Thursday, June 27, 2013

Sacerdotalist Taking Over the LCMS


By Jack Cascione 
Christian News, July 1, 2013

“What is a Sacerdotalist?” you ask.  Two definitions are as follows:

Merriam Webster: Sacerdotalism - Religious belief emphasizing the powers of priests as essential mediators between God and humankind.

Dictionary.com: Sacerdotal - Relating to a doctrine that ascribes spiritual or supernatural powers to ordained priests.

“Who believes this false doctrine?” - The Catholic Church, the Episcopal Church, the ELCA, and many clergy in the LCMS.

The Lutheran Church-Missouri Synod at its founding rejected this false doctrine and adopted C. F. W. Walther’s book “Church and Ministry” as the official doctrine and practice of the LCMS.  Walther’s “Church and Ministry” quotes the Bible, the Lutheran Confessions, Luther and other church fathers in support of congregational polity and voter supremacy.

After a 5-year struggle the 2001 LCMC Convention reaffirmed Walther’s “Church and Ministry” as the official doctrine and practice of the LCMS in Resolution 7-17A.  After the untimely death of A. L. Barry, the Convention also elected Gerald Kieschnick as president when Christian News exposed Dr. Dean Wenthe’s refusal to endorse Walther’s “Church and Ministry.”

Kieschnick, a District President, was obsessed with the Church-Growth board-of-directors model of congregational government and was theologically incompetent.  The LCMS lost a quarter million members during his presidency.  Board-directed polity disenfranchises voters’ assemblies in the name of corporate efficiency versus sacerdotal clergy who disenfranchise voters’ assemblies in the name of God.  Regrettably Robert Kuhn and Daniel Preus both refused to allow their names to stand for election in 2001.

Now in 2013 the pendulum has swung all the way back from Church-Growth mentality to Sacerdotal-Episcopal hierarchy.

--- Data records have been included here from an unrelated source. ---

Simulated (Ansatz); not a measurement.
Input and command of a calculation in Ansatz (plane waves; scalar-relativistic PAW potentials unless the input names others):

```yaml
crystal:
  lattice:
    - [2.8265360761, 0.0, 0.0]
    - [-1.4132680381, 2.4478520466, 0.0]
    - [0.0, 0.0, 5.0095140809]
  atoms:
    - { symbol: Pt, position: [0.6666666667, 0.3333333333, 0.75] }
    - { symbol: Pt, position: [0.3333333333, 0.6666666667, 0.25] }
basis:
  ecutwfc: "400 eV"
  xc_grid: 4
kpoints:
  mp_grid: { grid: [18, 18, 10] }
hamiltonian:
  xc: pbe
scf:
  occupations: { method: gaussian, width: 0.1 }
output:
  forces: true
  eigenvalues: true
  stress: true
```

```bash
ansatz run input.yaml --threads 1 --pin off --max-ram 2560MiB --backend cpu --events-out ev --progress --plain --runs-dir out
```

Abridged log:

The Rev. William Cwirla is scheduled to be an essayist at the 2013 Convention.  In 2001 Pastor Cwirla testified before Committee 7 that adopting Walther’s “Church and Ministry” was against the Gospel.  He and many other pastors condemned Walther’s book from the Convention floor.

The Convention Chaplain Rev. William Weedon, who once considered joining the Greek Orthodox Church, wrote a glowing review of LCMS Sacerdotalist Rev. Berthold Von Schenk’s biography.  He also likes the tile “Father Weedon.”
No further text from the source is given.